In Easterly’s remarks at Carnegie, she references that while Microsoft has roughly a quarter of its enterprise administrators enrolled in 2FA use, the number is far too low. Twitter was also used as an example as it has less than 3 percent of its roughly 200 million users making use of 2FA at the moment.

While Easterly is strongly encouraging companies such as Microsoft and Twitter to take more protective accountability of user data, she has also backed legislation that would incentivize businesses to do more via liability. Companies that failed to mitigate inordinate risk through weak default settings that inevitably expose customers to undue risk, would be held liable is just one of many forms of legislation Easterly has supported.

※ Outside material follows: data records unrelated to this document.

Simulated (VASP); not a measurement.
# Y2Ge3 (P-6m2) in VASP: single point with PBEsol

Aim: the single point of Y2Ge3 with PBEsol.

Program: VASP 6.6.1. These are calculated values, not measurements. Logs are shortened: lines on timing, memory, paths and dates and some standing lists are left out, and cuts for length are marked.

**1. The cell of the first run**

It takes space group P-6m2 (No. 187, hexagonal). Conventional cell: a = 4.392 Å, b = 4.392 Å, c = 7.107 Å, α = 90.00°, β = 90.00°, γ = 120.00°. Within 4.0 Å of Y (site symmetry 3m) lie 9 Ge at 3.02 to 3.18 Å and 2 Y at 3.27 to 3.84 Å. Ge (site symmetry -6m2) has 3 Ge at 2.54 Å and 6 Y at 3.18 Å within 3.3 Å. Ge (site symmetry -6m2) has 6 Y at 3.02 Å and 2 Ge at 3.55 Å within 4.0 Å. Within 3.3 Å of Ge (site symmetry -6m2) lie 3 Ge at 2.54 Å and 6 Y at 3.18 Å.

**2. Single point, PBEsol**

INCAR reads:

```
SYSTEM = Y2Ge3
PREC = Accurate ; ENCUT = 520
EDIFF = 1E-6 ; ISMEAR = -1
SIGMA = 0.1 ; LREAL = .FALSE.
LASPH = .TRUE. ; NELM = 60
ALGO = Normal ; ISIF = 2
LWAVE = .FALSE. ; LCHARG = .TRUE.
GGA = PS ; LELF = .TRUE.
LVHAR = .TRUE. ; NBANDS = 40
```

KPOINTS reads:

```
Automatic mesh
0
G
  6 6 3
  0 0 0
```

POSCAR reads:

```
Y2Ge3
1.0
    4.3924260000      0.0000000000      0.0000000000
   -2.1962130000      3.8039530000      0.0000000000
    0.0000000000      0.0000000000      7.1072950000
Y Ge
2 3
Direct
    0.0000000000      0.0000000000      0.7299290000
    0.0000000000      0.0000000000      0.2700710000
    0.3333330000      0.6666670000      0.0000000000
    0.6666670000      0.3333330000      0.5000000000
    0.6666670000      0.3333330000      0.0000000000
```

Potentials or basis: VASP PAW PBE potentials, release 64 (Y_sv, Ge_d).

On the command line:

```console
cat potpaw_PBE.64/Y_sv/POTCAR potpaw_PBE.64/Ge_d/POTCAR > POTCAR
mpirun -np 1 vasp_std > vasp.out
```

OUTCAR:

Technology manufacturers must take ownership of the security outcomes for their customers. The government can also play a role in shifting liability onto those entities that fail to live up to the duty of care they owe their customers.

Easterly has applauded Apple’s 95 percent 2FA adoption rate as the company defaults customers to using multifactor authentication through a collection of devices, and encourages companies she criticized to follow their lead.

Tangentially related, Twitter recently implemented a new policy that would charge users an $8 monthly fee to protect their accounts with 2FA, starting March 20, 2023. The irony of Twitter’s implementation is that it is removing 2FA from users who have currently employed it for free to then turn around and charge for it.

As for Microsoft, the company has slowly been nudging users of Outlook, OneDrive, Office 365 and MSA account holders to enable 2FA, but will need to flip a switch for system admins much quicker as they handle the security of several hundred or thousands of unsuspecting users a day.